O’Connor, Holy Week and Walking Backwards

Today is Flannery O’Connor’s birthday. She would have been 88, and I would have taken great joy watching this iconoclast toss firecrackers into our modern sensibilities. Strange, isn’t it, to think O’Conner could have lived into the era of YouTube if lupus hadn’t cut her low at 39. O’Conner’s first claim to fame happened when she was six. A British newsreel company traveled to her family farm in Millsville, Georgia to capture young Flannery’s (she went by Mary then) feat: she taught a chicken to walk backwards. “I was just there to assist the chicken,” she said, “but it was the high point in my life. Everything since has been anticlimax.”

Hyperbole, of course, but O’Conner did, in so many ways, walk backwards into her world. She was a farm girl, spending much of her energies raising both barnyard poultry and exotic fowl (with particular interest in peacocks). She was Southern, which made her an oddity among the literary elite. She was Catholic, which made her an oddity among the Southern aristocracy. Yet she was a person of her place, a person of her people. She wrote the world in which she lived. When criticized for her stories’ dark underbelly, O’Connor was unmoved. “The stories are hard but they are hard because there is nothing harder or less sentimental than Christian realism… when I see these stories described as horror stories I am always amused because the reviewer always has hold of the wrong horror.”
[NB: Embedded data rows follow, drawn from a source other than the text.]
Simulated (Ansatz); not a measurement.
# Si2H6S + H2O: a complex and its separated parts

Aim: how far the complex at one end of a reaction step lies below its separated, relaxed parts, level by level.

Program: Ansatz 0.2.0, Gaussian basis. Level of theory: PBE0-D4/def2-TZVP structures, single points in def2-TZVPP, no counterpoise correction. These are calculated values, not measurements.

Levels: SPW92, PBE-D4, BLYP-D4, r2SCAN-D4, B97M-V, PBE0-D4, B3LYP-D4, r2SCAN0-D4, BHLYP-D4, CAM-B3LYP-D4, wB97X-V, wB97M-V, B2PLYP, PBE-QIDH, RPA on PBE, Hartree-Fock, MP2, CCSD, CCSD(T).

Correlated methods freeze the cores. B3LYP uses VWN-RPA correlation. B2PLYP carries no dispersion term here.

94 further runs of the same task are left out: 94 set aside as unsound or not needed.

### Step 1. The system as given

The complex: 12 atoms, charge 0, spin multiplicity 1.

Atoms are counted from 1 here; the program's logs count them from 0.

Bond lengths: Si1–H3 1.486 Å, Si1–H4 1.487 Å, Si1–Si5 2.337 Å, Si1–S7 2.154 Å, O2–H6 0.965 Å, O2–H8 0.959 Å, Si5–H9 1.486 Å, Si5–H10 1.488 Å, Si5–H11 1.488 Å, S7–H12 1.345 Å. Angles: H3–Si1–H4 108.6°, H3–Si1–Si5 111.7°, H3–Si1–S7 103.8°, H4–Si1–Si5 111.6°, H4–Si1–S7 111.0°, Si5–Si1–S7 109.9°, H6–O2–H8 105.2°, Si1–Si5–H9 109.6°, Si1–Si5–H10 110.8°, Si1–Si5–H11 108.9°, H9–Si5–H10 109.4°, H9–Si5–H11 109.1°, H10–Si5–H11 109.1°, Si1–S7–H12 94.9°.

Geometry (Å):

The Christian way, from its very core, is to walk backwards. In yesterday’s reading from the prophet Isaiah, the image of the bloodied Messiah offering his cheeks to those who ripped his beard would not leave me. “I did not hide my face from insult and spitting,” said the suffering Savior. God never hides from insult or spitting, from the dark nightmares of our world, from the sorrowful stories we live. God does not hide from the horror. God steps into the very middle of it.

Isn’t it strange that Christian faith has so often been used as a means to deny our bleakest realities? Isn’t it strange that some of our weakest art, our most naive fiction, our blandest passions, arrive with the label ‘Christian’ plastered upon their fragile façade? How can God heal what we will not acknowledge? How can Christ’s passion strike into the crucible of our lives if we do not own the fact that there is a powerful darkness, if we do not tell the truth of how we flail and rage but appear entirely helpless to enact any remedy? With our Christian edicts and our moral announcements, perhaps we’ve got hold of the wrong horror.

And how can the beauty we offer possibly embody our full glory and splendor if we believe our gritty, emblazoned humanness unworthy of our keen attention and our unvarnished description?

We need art that carries us into our full humanness, that won’t let us go until we do justice with the bare facts of our lives. We need stories that grapple with all of our humanness, narrating both the havoc and the luster. We need to be reminded that Easter announces our hope that ruin is not the end. There is joy. There is life. But they come through, not around, the valley of the shadow of death. And this traverse will surely seem like walking backwards.